Brian was visibly emotional throughout the interview, and spoke further on his pride at sharing the moment with his family—after fearing another long night.
“I didn’t expect [to win] the way the game was going! I thought it was going to be 1-1, going into extra time,” he continued.
“Everybody was dead on their feet, but they came through and I’m just so proud. Unbelievably proud.
“It’s just very emotional. The tears come, you start shaking, you grab the wife, you grab the daughter-in-law, you grab anybody that’s around you! I’m just so happy.”
This is undoubtedly the biggest achievement of Henderson’s career, surpassing his old Bebo ambition of winning “the FA Cup for Sunderland before I’m 30″ by securing the Champions League with two years to spare.
The midfielder recalled that night in Manchester with his dad, and dedicated the victory to his family and in particular Brian, saying “I’m delighted that I can take this medal home for him.”

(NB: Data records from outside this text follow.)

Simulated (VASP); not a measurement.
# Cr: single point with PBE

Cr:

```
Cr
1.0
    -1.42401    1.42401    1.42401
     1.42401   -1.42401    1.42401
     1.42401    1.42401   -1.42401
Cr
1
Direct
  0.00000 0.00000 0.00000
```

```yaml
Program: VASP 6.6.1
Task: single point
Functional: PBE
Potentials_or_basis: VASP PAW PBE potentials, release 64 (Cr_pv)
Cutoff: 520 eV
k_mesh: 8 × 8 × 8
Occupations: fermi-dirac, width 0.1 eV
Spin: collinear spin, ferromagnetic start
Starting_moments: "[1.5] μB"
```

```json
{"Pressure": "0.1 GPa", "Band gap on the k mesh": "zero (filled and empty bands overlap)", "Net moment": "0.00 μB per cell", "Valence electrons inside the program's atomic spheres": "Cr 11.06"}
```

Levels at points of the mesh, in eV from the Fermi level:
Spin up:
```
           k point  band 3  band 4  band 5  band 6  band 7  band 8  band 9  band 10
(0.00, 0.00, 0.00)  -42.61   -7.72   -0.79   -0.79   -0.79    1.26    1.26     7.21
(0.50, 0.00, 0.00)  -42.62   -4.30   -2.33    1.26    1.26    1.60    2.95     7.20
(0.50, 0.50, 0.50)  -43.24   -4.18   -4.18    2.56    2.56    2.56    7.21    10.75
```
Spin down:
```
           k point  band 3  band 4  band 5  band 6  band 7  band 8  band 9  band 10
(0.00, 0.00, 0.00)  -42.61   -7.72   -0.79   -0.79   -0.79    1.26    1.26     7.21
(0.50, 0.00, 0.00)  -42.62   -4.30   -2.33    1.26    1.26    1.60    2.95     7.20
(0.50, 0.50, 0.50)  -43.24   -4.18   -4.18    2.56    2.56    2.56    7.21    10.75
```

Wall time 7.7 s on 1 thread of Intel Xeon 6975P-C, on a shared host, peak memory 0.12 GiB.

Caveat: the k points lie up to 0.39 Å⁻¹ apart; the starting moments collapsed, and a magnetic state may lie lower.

“I suppose [dreams do come true]! He took me to the Champions League final at Old Trafford, I think it was AC-Juventus if I remember rightly, 0-0 so it wasn’t a great game,” he said.
“But I said to him, of course, ‘I want to play in the Champions League final one day’. One was unlucky and we didn’t win, this one’s amazing.
“He’s been through a hard time, him and his family, so he deserves it as well.
“So I’m delighted that I can take this medal home for him, for my family and I’m sure all the lads are the same.”
Henderson’s role as captain of a club littered with more high-profile names, and leaders in the likes of James Milner, Virgil van Dijk and Gini Wijnaldum, is an unsung one.
The No. 14 maintained his humility as he reflected on Liverpool’s sixth triumph in the European Cup, and set his sights on more silverware in the near future.
“I just try to do the best I can for this team, this football club,” Henderson added.
“Without the lads, without the manager this isn’t possible. So it’s not down to me, even though I wear the armband, there’s so many leaders in the dressing room.
“I’m so honoured and so proud to be playing in this football team, for this football club.
“Now we just need to continue to improve as a team. Enjoy the night of course, but next season we want to keep going.
“We’re a young team, and hopefully we can stay together and win more trophies.”